U.S. markets followed the rest of global markets into the red today as the DJIA had its worst day of losses in 2019. Investors woke up to a broad global sell-off this morning and news that the People’s Bank of China had lowered or set the yuan’s daily reference rate below seven per dollar for the first time in over a decade. The Chinese government has also asked its state-owned firms to suspend imports of U.S. agricultural products, according to multiple reports.
Industrial stocks like Caterpillar and Deere fell in heavy selling, as did shares of Apple, which sources a lot of its iPhone components and manufacturing from China.
The lowering of the yuan was China’s response to a new round of tariffs to be imposed on $300 million worth of Chinese imports to the U.S. set to begin Sept. 1. Just last week, the U.S. Commerce Dept. reported that the U.S. China trade deficit widened as the two largest economies in the world drift further apart on a trade deal. U.S. exports to China are down 18.1% this year, while imports have fallen 12.2%.
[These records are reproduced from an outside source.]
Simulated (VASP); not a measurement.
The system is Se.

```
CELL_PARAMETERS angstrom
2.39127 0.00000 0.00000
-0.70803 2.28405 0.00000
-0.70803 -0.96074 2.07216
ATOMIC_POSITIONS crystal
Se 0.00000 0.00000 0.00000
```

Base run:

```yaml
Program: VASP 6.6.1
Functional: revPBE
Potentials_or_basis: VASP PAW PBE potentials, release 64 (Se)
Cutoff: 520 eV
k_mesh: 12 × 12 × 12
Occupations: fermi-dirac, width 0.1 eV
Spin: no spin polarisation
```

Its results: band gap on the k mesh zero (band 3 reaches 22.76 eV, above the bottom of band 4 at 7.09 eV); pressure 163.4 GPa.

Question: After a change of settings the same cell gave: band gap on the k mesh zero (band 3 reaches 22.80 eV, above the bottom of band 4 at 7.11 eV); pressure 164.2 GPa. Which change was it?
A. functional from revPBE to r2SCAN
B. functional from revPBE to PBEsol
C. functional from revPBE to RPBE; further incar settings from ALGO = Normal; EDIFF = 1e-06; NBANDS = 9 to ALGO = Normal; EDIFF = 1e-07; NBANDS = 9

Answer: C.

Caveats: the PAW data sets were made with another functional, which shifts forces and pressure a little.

President Trump, who has been accusing China of manipulating its currency for years to make its exports cheaper, immediately denounced the move and called on the U.S. Federal Reserve to take notice.
Why the Fed?
Trump has targeted the Fed for not moving aggressively enough to lower interest rates. The Fed lowered interest rates by 0.25% last week, the first cut in over a decade. But Powell and the FOMC did not signal that this would be the beginning of a cycle of rate cuts as Trump and many investors were hoping. That, and the President’s tweet that the U.S. would impose 10% tariffs on an additional $300 billion in Chinese imports on Sept. 1, sent U.S. markets to some of their worst losses of the year…until today.
China’s response today threw more fuel on the fire as stock market losses increased throughout the afternoon. Industrial and tech stocks were sold off in a frenzy as investors piled into Treasury bonds and gold.
While Powell did not indicate further rate cuts ahead, options traders are pricing in a 100% chance of another rate cut when the Fed meets next in mid September. We keep our eyes on the CME’s Fed Watch Tool to see what the options market is telling us about the Fed’s future moves, and it is unanimous. 74% of traders think the Fed will cut by another 0.25%, while 26% predict a 0.50% cut.
What Happens Now?
That’s the $10 trillion question, but these things we know:
- The U.S. will respond in some fashion. That could mean even more tariffs, or putting pressure on China’s other trading partners that are friendly with the U.S. to not succumb to China’s currency overtures. This is just getting started.
- Another interest rate cut by the Fed. We’ll have to wait for September for that, unless things really go off the rails.
- More pressure on U.S. markets. Markets were already under pressure after reaching record highs, but earnings have been kind of lackluster and the Fed did not give stocks more tailwind last week.
- More pressure on U.S. Treasuries. The yield on the 10-Year fell again today to 1.73% as investors piled into bonds during the sell-off. It’s a safe haven for now, but yields are getting more paltry by the day.
- Volatility is back and it’s not going anywhere. We touched on this last Friday, but it’s worth revisiting. Uncertainty is the name of the game and volatility is its vicious sidekick.